4) I'm not married and popping out babies, and even if I started having babies with a Chinese partner this very minute, they would only be 75% Chinese, which still isn't good enough to be considered a priority for passing on the family's legacy and cultural traditions (see: Girl), which is fine, because I don't want 'em anyway.
My legacy will forever be "Make friends with lots of people, and share food. And if people don't like you for no good reason, you're better off without them."
Basically, I'm SOL, a write-off in their eyes. They go though the motions, and give me red envelopes, like they do for the other kids, but I know they don't care. Their hands reaching over with the lai see feels like a generous but empty gesture, crossing over a huge void that will never be acknowledged, because I will never truly be acknowledged. Chinese people who are from older generations will never welcome me as one of their own (except for some of my uncles, who are all right).
For all-intensive purposes, I do not matter.
I am a ghost.
Less than a person.
Mom always tried to tell her relatives nice things about me, like how I would get top grades in school, or was on a lot of sports teams, or whatever crap I achieved forever ago, but it never mattered. She understands why I feel the way I do.
It still doesn't count, and while it hurts, I don't care too much. I will never be a small, dainty, graceful woman, who can attract a man by pouring tea without splashing it everywhere or having tiny, bound feet, and that's perfectly fine. The thing is, I have worked so hard, that I would never have to need a man (but that doesn't mean that I don't enjoy company). I fix things with tools, kill spiders on my own, make my own money, plunge toilets at work if they're clogged, chop food like a freaking ninja, haul countless armloads of heavy stuff, fix my own burn wounds, and can beat the crap out of someone if need be, fingers crossed that I don't have to.

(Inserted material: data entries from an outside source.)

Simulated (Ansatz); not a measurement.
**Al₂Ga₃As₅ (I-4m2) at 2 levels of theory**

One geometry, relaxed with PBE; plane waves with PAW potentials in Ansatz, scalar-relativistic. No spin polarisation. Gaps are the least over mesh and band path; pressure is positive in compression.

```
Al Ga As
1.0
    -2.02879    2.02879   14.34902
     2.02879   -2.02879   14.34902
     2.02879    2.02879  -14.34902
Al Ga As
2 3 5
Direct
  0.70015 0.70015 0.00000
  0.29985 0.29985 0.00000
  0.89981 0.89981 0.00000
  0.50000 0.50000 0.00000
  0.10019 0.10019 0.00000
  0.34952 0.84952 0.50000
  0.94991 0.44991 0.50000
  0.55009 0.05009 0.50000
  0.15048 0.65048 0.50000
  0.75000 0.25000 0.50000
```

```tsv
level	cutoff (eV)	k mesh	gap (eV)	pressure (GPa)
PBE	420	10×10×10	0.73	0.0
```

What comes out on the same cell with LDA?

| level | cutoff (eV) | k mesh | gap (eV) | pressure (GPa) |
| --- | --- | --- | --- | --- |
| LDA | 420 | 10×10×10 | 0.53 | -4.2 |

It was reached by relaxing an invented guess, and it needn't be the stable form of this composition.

Being pretty is fun, but it has never been on my list of priorities as it is for many other young women. My natural looks work just fine, so I can focus my energy on honing my craft. I have a much bigger life-purpose than batting my eyelashes and waiting around to bring my family honour by sinking my claws into a respectable and lucrative man. There are no claws on these hands. I'm a cook, who has short nails, and lots to do, and even more to share. I want to feed hungry mouths, and make the world a better place, and make people happy, and that's going to require a huge amount of effort. Ask any cook. Being small would make my job much harder than it is, and having little, deformed feet would have made kickboxing class a lot more awkward and difficult. I'm a strong, smart, financially independent, responsible woman who has a career, a roof over her head, and mad trade skills.
If my grandma had her way, I'd probably settle down, get married, have 8 children, rely on a husband for everything, and that would be the end of that. Oprah re-runs playing on loop. If she actually cared to know who I really am, and what I'm really like, she'd probably think of me as an abomination, which would make no difference to me, because I'd rather be a monster of my own creation, than be held hostage by someone else's standards.
Despite everything I am, and everything that I do, ironically, the only thing about me that my grandma is incredibly proud of is how bleeping pale I am.
She tells her friends, and tries to show me off.
Especially if it's summer and Im wearing a V-neck T-shirt or strapless dress.
I wish this was a joke.
Supposedly, it makes me look like I don't work in the fields, under a hot sun, like a poor farmer or harvester.
So it makes me look rich, and delicate, and privileged, and fanciful, none of which I am.
As if I were a princess or something.
I do sleep a lot, like Snow White and Sleeping Beauty.
But really, I just toil over hot stoves and in cold prep rooms, dragging heavy things, and sometimes getting yelled at, often under fluorescent lighting, like a poor worker.
Maybe she likes having a white ghost.
I am the friendly type.
I'm nice to Grandma, but honestly, I am not interested in fighting for the approval of anybody who, by default, doesn't like me, or likes me less, for something I never did, other than coming into this world.
That's what chefs are for, and they pay me by the hour.
Mom didn't know what to do, so I asked her for help.
I asked her to teach me some Cantonese phrases that would scare the living daylights out of any curmudgeonly old person who felt like acting hurtfully toward me simply because of the colour of my skin.
I figured that if they thought that this gwei por knew what they were saying, they'd think twice before acting rudely to another non-Chinese person "behind their back".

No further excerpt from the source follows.